Hi Ralph,
Thanks for your response. My problem is removing all leaf nodes from a
directed graph, which is distributed among a number of processes. Each
process iterates over its portion of the graph, and if a node is a
leaf (indegree(n) == 0 || outdegree(n) == 0), it removes the node
(which is a local operation) and notifies each of its neighbours
(using MPI_Ibsend) to remove any edges incident to the removed node.
If that node becomes a leaf, it is also removed and the process
cascades. I use the following algorithm to check if this cascade
process is complete:
loop {
MPI_Ibsend (for every edge of every leaf node)
MPI_barrier
MPI_Iprobe/MPI_Recv (until no messages pending)
MPI_Allreduce (number of nodes removed)
} until (no nodes removed by any node)
Previously, I attempted to use a single MPI_Allreduce without the
MPI_Barrier:
loop {
MPI_Iprobe/MPI_Recv (until no messages pending)
MPI_Ibsend (for every edge of every leaf node)
MPI_Allreduce (number of nodes removed)
} until (no nodes removed by any node)
This latter algorithm did not complete correctly. Now that I've
written out the algorithm in pseudo-code, it looks a little clearer.

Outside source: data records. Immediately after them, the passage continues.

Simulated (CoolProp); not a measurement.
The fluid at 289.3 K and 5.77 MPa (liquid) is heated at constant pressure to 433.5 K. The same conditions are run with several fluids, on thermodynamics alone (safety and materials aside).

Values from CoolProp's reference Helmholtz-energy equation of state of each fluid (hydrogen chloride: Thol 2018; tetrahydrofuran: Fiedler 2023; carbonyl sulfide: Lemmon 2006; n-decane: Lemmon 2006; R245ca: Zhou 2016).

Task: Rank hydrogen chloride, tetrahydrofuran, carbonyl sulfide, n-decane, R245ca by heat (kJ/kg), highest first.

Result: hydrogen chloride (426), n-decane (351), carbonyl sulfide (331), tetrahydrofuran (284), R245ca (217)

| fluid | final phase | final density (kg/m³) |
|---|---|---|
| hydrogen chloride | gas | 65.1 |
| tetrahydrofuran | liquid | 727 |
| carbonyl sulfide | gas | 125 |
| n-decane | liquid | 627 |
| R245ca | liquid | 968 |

There must be a race condition between the MPI_Iprobe and MPI_Recv. I
wonder if using MPI_Irecv would clear it up.
Cheers,
Shaun
Ralph Castain wrote:
I think perhaps you folks are all caught up a tad too much in the
standard and not reading the intent of someone's question... :-)
I believe the original question was concerned with ensuring that all
procs had completed MPI_Allreduce before his algorithm attempted other
operations. As you folks know, procs can leave MPI_Allreduce at
significantly different times. Using an MPI_Barrier after
MPI_Allreduce would accomplish the questioner's objective.
Whether or not the questioner's particular program really -needs- to
do that is another matter - one I personally wouldn't attempt to
answer without knowing a lot more about what that next step after
MPI_Allreduce does.